Derren Martin, head of UK valuations at Cap HPI

Valuations experts at Cap HPI have said "brave" used car dealers continue to keep pace with 'unprecedented' value increases to make strong margins, but warned others not to sell too cheaply.

After conceding in the latest edition of AM magazine that “monthly values have gone completely out of the window right now”, head of valuations Derren Martin said this morning (June 28) that live data was vital to keep up with the pace of an “unprecedented” market.

And Cap HPI has underlined the importance of its live valuations service as the pace of wholesale used car price rises continued with a 13.5% increase in the past three months.

Taking to LinkedIn to share Cap HPI’s latest Car Market Overview, he said: “If you only use monthly values for cars, give me a shout as you really need cap Live valuations.”

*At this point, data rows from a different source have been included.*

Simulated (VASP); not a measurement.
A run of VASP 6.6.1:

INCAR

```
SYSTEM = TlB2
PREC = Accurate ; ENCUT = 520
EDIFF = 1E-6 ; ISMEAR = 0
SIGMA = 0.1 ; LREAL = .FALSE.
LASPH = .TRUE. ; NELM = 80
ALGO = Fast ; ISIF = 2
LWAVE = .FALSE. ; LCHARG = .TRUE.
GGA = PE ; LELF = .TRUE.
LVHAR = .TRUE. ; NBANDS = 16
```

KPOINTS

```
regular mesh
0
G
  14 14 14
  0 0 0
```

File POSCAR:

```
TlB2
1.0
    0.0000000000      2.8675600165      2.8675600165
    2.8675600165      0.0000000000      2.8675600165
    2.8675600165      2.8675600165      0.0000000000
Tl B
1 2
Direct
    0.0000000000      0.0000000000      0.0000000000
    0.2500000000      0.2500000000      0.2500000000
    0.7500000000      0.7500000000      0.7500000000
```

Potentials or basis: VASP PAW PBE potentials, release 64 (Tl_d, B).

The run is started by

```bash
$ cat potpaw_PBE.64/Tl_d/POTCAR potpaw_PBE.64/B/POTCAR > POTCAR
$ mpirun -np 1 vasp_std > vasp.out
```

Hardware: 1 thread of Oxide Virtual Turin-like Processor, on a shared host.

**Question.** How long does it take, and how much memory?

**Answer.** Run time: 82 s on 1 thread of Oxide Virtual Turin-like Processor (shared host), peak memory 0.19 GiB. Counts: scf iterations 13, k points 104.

Cap HPI’s report said that retailers need to be confident their retail prices are keeping pace with the fast-moving market to benefit from the market’s momentum.

It said: “Those dealers that have been brave have recorded strong profit margins, even when the retail research they have carried out has not necessarily suggested putting prices up would allow them to sell.”

Cap HPI’s valuations data and dealer survey responses (as of June 25) showed that May’s 6.7% increase in used car values at three years and 60,000 miles was followed by a 4.8% rise in June.

Cap HPI’s report stated: “If it were not for last month’s figures, this would have been more than double the previous record increase in a month.

“It is equivalent to over £625 average increase, meaning in excess of £1,400 in a two-month period, or almost £1,700 in the last 3-months.

“It is difficult to articulate just how astounding and unusual this is. The only time we have witnessed similar was in 2009, but that was due to a recovery from heavy price drops in 2008. That is not the case in 2020/21.”

Cap HPI’s auction survey revealed the battle that car retailers are having in maintaining stock levels amid ongoing consumer demand and supply challenges prompted by increased competition and high wholesale prices.

While 50% of survey respondents said that they had been able to increase their stock in May, this declined to 13% in June as 40% said their stock had decreased, compared to just a quarter (25%) last month.

The vast majority of retailers are now paying strong prices for customer’s part-exchanges, Cap HPI said, competing with car buying services that have pushed their purchase prices to consumers up by “eye-watering amounts”.

Cap HPI’s said that retail prices had not responded to the market pressures at the same rate as soaring wholesale prices, suggesting dealer margins continue to be put under pressure.

“Some dealers continue to price cars cheaper than they need to”, it said.

Eariler this month Indicata sales director, Jon Mitchell, said car retailers were selling one-in-four used cars too cheaply.

Mitchell said: “From a consumer’s perspective when a used car looks too cheap during an online search, they immediately think it has been wrongly described, or it is likely to have been sold.

“Dealers have to stay in tune with current market prices to help build consumer confidence with online buyers.

"And for the past few weeks that has meant checking market values daily and then increasing rather than reducing prices.”